Mapping Latino Populations in the U.S.


Where do America’s Latino and Hispanic populations live? Flip through some new maps from the U.S. Census, and you’ll notice that while these groups are spread throughout the country, their numbers are concentrated in just a few major cities, including Los Angeles, New York, Chicago, Miami, and Houston. (The Atlantic) (You may also want to consult this Pew Research study.)

Use our resources to better understand population density and distribution patterns.

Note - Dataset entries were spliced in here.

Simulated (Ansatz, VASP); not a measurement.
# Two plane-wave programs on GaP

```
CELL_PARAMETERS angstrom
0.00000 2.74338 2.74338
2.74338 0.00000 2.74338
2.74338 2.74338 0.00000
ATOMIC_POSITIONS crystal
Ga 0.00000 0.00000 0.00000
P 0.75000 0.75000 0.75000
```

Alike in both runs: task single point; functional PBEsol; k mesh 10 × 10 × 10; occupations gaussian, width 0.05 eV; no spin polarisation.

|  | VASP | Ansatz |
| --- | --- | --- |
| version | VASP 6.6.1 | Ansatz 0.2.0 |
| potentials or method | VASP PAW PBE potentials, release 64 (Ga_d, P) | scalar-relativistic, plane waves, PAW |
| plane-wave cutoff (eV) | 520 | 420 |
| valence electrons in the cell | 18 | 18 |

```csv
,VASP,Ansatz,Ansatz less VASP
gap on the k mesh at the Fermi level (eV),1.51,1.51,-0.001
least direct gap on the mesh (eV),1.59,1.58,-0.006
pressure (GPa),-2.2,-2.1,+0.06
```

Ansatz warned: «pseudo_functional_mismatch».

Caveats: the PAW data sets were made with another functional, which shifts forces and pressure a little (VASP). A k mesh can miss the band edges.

California and Texas have the best Mexican food. Now you know why! (Non-scientific consensus reached by native Californian Caryl-Sue and native Texan J. Kappler.)  Map courtesy U.S. Census
Map courtesy U.S. Census

Discussion Ideas

  • The Atlantic blog and Pew Research study analyze U.S. Census data about “Hispanic or Latino” populations. How do you define Hispanic or Latino?
    • Hispanic generally refers to people tracing their ancestry to the Iberian Peninsula, dominated by Spain and Portugal.
    • Latina/o generally refers to people tracing their ancestry to Latin America—Mexico, the Caribbean, Central America, and South America. “Latina/o” can indicate people who trace their ancestry to Europe (Hispanic), as well as people of indigenous American origin.
    • Due to the complex history of immigration in Latin America and debate in the community over which term to use, the U.S. Census sometimes groups Hispanics and Latinos together.
    • FYI: Hispanic and Latino are ethonyms. An ethonym is a name applied to or used by an ethnic group. People native to Italy, for example, use the ethonym Italian. People native to the China use the ethonym Chinese. Just to make it interesting (and confusing), ethonyms are not quite the same as demonyms. Demonyms are names applied to or used by people from a certain place, not having to do with their ethnicity. People from Los Angeles, for example, use the the demonym Angeleno. An Angeleno may also identify by an ethonym, such as African-American, Latina/o, or Asian. Our multi-ethnic society includes even more specific ethonyms and demonyms—Afro-Cuban Angelenos, for instance. Sometimes, an immigrant group identifies itself as a unique community in its adopted home, combining ethonyms and demonyms. The New York area’s Puerto Rican community, for example, sometimes identifies as Nuyorican.
  • Read through our activity “Comparing Density and Distribution.” Review the excellent questions explored in the section “Testing the Definitions,” using the state-by-state data linked to above.
    • What is the difference between density and distribution?
    • What is the population density in your state?
    • Do you think your state’s population is evenly distributed throughout the state?
    • Do you think the population density of a specific ethnic group (such as Hispanics or Latinos) is evenly distributed throughout the state?
  • How do the new U.S. Census maps of “Hispanic or Latino Population by Specific Origin” provide more information than the state-by-state data table linked to above?
    • The new maps provide more information in two important ways.
      • First, the new maps provide more specific distribution patterns. The population density of Latinos is higher in California than the U.S. in general, for instance. (That information is available in the table.) The distribution pattern revealed in the new maps shows that that population is largely clustered in the southern part of the state. Counties in California’s far north may have more in common demographically with Wyoming than counties in California’s south.
      • Second, the new maps offer more information on specific groups. The state Census data displays “Hispanic or Latino” only, while the new maps break that category down into 22 different identities, with radically different distribution patterns. While California and Texas have the largest concentrations of Hispanic or Latino populations in the country, and New Mexico has the largest concentration of Hispanics or Latinos as a percentage of state population, not one county in any of those states has a significant population of Paraguayans, for instance. The American Paraguayan presence is clustered around New York City.